When reviewing the Sony NEX-5 a couple of weeks ago I found the tiny size of the Sony camera to be a problem. The NEX-5 was simply too small. The cost of the NEX-5 puts it in a similar price bracket as some slightly larger competitors, namely the recently released Canon 550D. The 550D does all the that the NEX-5 does and is only a fraction larger, both cameras come with an impressive array of features and both are capable of shooting full 1080p video. So does a sacrifice in size get you a better camera?
Holding the 550D feels better from the outset. The NEX-5 is a bit like a compact with an SLR lens glued to the front and feels far more unbalanced and awkward. The 550D grips well and seems to have improved build quality over the older plasticky entry level Canons. The camera also has a big bright screen and better still a proper viewfinder, a feature that I cannot understand why Sony left out. I don't like framing images on a screen and find a viewfinder faster and better.

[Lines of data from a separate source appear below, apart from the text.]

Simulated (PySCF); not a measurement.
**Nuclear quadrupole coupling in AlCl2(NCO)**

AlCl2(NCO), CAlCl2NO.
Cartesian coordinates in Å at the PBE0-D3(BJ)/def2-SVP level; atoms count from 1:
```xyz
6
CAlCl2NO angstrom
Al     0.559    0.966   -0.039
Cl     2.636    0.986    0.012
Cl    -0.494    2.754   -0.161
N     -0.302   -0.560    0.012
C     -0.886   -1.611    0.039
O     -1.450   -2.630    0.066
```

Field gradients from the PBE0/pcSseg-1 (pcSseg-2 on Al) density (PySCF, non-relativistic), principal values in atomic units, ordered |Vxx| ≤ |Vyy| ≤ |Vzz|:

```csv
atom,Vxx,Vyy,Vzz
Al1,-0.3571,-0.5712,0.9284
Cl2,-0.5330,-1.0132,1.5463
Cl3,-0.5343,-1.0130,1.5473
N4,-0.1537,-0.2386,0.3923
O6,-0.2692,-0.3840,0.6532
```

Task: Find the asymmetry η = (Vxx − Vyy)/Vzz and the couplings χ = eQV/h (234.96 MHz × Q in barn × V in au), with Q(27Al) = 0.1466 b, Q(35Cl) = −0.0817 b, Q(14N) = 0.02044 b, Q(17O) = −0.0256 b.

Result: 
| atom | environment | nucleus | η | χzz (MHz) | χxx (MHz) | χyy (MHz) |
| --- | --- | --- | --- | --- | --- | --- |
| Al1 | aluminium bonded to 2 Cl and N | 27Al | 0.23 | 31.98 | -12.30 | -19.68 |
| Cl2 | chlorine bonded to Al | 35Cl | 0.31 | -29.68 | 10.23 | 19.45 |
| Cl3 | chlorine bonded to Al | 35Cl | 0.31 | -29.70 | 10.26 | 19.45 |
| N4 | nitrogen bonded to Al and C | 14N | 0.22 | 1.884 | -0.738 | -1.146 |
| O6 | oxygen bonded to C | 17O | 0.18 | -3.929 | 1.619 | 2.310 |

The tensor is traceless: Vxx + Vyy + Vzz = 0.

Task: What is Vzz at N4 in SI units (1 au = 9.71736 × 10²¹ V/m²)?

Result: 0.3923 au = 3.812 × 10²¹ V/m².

The NEX-5, however, does have a size benefit over the 550D. Small cameras are inconspicuous and are great for candid or street photography. The strange shape of the NEX-5 alongside the bright shiny silver lens stuck on the front does attract some attention, but nowhere near as much as the black 550D body.
In terms of image quality both cameras are pretty impressive. I found low light results to be relatively similar on both cameras which is a testiment to Sony who have managed to cram such a high quality sensor in a small body. The Canon packs an 18 megapixel CMOS sensor as opposed to the Sony's 14 megapixel NEX-5.
The 550D trumps the NEX-5 in the video department. For a camera of its size the video capabilities of the 550D are stunning. I have used Canon's flagship 5D MK II camera on several occasions to shoot video and found that the 550D wasn't far behind. Low light video did lose a bit of detail but nothing on the scale of Sony's offering.
Using the 550D is far more intuitive and straightforward than the NEX-5. The Sony does include a button which offers intelligent tips for shooting situations but I found these were more shortcuts than anything that would help you learn to shoot properly. Even the absolute beginner will quickly learn how to use the 550D, making it perfect for those considering getting into photography. What seems like a daunting set of buttons is actually relatively simple to manage with a bit of practice.
I find that the NEX-5 just doesn't justify its price tag when there are so many better alternatives out there. Cheaper micro four thirds alternatives like the Panasonic Lumix DMC-GF1 will provide much of the small size and weight the NEX-5 offers but at a more affordable price.
Unless you absolutely have to have the tiny size of the NEX-5, the Canon 550D is the camera to go for. It outdoes nearly every other DSLR in its price bracket and is almost the same size as Sony's offering. It may cost you an extra £120 to invest in the Canon but the future-proofing is worth it. The capabilities of the NEX-5 will seem limiting after a year's photography but the 550D will continue to impress, helping your photography grow.